Benjamin Mahler

@bmahler

Posted October 20, 2020

Apache Mesos 1.10: Container Resource Bursting, Executor Domain Sockets, V1 Operator API Performance, and Reservation Update

We are excited to announce that Apache Mesos 1.10.0 has been released! Along with lots of bug fixes and improvements, the following are the larger items:

New Features and Improvements

Container Resource Bursting

Mesos now supports per-container CPU and memory usage beyond the allocation to the container, up to a configured limit. Previously, it was only possible to enable CPU bursting for all (or none) of the containers on the agent, without per-container control.

This feature is useful for batch style workloads that can benefit from getting access to any unused CPU or memory on the agent. It’s also helpful for increasing utilization of the machines in a cluster, by allowing unallocated and/or unused CPU to be utilized.
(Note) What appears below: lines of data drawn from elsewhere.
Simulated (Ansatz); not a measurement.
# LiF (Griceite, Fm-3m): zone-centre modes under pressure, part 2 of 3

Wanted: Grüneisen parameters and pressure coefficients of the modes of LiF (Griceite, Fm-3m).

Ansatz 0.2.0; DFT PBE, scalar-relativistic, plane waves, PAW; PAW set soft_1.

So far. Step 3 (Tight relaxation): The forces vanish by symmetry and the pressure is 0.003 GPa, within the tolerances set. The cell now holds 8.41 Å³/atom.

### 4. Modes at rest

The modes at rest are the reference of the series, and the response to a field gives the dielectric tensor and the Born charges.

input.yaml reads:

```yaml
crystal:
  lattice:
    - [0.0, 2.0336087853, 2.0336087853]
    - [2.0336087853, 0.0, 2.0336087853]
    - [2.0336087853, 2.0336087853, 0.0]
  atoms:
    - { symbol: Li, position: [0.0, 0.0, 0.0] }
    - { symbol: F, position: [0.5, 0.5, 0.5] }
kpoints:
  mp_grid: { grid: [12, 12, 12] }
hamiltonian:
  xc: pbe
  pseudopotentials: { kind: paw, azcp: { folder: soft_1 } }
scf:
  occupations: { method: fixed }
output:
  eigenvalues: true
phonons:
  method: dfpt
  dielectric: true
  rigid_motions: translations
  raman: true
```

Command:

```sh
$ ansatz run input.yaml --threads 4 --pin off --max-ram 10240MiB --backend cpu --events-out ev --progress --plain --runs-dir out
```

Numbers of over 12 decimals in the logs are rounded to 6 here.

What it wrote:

Frameworks specify CPU and memory limits for tasks (separately from resource requests) and also the level of isolation they desire when launching task groups - CPU and memory may be isolated at the executor container level, or the task container level.

See here for more information.

Executor Domain Sockets

When a task is launched in Mesos, the executor is expected to connect to the agent through a TCP socket in order to register itself. This makes it necessary to allow TCP connections between the environment of the executor and the host network of the mesos agent. In some contexts (e.g. containers using CNI networks), it is desirable to firewall any TCP connections to the agent host. To support this use-case, Mesos 1.10.0 introduces the ability for executors to communicate with agents on the same host using unix domain sockets.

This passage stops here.